The Virgin's Lover by Philippa Gregory.
'Tis an excellent book, so far. :]
 
Far out in the uncharted backwaters of the unfashionable end of the Western Spiral Arm of the Galaxy lies a unregarded yellow sun.
 
A cold December wind was blowing, and Theresa Osborne crossed her arms as she stared out over the water.
Message in a Bottle, Nicholas Sparks
 
The snow started to fall several hours before her labor began.

- The Memory Keeper's Daughter by Kim Edwards
 
Two mountain chains traverse the republic roughly from north to south, forming between them a number of valleys and plateaux.

Under The Volcano by Malcolm Lowry

Bit of a tortuous opening line... and following 50 pages!
 
THIS IS THE story of what a Woman's patience can endure, and what a Man's resolution can achieve.
-from The Woman In White by Wilkie Collins

I really liked this one.
 
I was pensively penning the outline of the inkstand's circular, quivering shadow.

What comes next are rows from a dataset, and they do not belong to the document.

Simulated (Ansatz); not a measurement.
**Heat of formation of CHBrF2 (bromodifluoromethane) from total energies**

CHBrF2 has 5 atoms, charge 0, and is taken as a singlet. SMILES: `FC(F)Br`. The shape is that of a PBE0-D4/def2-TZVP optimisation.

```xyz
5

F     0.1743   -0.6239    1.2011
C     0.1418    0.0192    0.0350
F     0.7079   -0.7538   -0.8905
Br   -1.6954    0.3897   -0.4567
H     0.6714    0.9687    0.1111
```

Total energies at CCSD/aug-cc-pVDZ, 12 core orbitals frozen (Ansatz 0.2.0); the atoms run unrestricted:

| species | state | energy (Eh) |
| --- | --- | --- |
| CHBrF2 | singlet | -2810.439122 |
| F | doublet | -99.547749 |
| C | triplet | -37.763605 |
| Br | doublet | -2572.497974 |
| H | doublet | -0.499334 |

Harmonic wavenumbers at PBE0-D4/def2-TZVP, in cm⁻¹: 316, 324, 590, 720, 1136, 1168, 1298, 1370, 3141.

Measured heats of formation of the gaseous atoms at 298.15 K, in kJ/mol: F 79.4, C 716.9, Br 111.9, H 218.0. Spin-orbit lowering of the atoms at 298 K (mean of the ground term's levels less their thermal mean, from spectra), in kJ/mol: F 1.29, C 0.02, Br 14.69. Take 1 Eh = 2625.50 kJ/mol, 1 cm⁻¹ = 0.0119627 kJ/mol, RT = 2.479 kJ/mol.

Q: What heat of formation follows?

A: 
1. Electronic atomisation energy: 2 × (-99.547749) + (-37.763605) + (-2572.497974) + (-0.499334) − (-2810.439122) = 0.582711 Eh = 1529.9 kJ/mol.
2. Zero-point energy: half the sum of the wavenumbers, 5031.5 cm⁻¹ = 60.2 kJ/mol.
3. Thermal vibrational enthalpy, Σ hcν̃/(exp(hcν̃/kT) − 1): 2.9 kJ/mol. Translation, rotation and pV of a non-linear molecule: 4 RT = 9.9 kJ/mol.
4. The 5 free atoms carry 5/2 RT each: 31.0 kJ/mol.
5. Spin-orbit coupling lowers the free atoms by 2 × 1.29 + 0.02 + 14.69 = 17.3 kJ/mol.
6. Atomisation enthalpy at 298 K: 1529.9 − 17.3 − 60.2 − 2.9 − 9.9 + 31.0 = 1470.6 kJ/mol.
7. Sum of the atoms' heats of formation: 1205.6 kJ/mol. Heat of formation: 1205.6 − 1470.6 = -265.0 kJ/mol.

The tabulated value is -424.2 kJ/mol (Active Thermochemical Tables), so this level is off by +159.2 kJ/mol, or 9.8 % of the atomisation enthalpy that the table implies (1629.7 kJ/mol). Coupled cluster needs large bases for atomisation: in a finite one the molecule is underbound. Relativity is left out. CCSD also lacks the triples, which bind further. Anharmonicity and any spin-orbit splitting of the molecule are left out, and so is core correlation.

- The Wood Sprite from The Stories of Vladimir Nabokov.

I like what follows even better:

"In a distant room a clock struck the hour, while I, dreamer that I am, imagined someone was knocking at the door, softly at first, then louder and louder. He knocked twelve times and paused expectantly."

:)
 
The town of Candleton was a poisoned and irradiated ruin, but not dead; after all the centuries it still twitched with tenebrous life - trundling beetles the size of turtles, birds that looked like small, misshapen dragonlets, a few stumbling robots that passed in and out of the rotten buildings like stainless steel zombies, their joints squalling, their nuclear eyes flickering

-- Wizard and Glass - Stephen King
 
"Hapscomb's Texaco sat on Number 93 just north of Arnette, a pissant four-street burg about 110 miles from Houston."

The Stand by Stephen King
 
Regular sleep had been impossible in the hot and windless night so typical of the hurricane season in Jamaica: the occasional slight zephyr venturing in through the window rarely had enough energy to penetrate the mosquito net and cool him.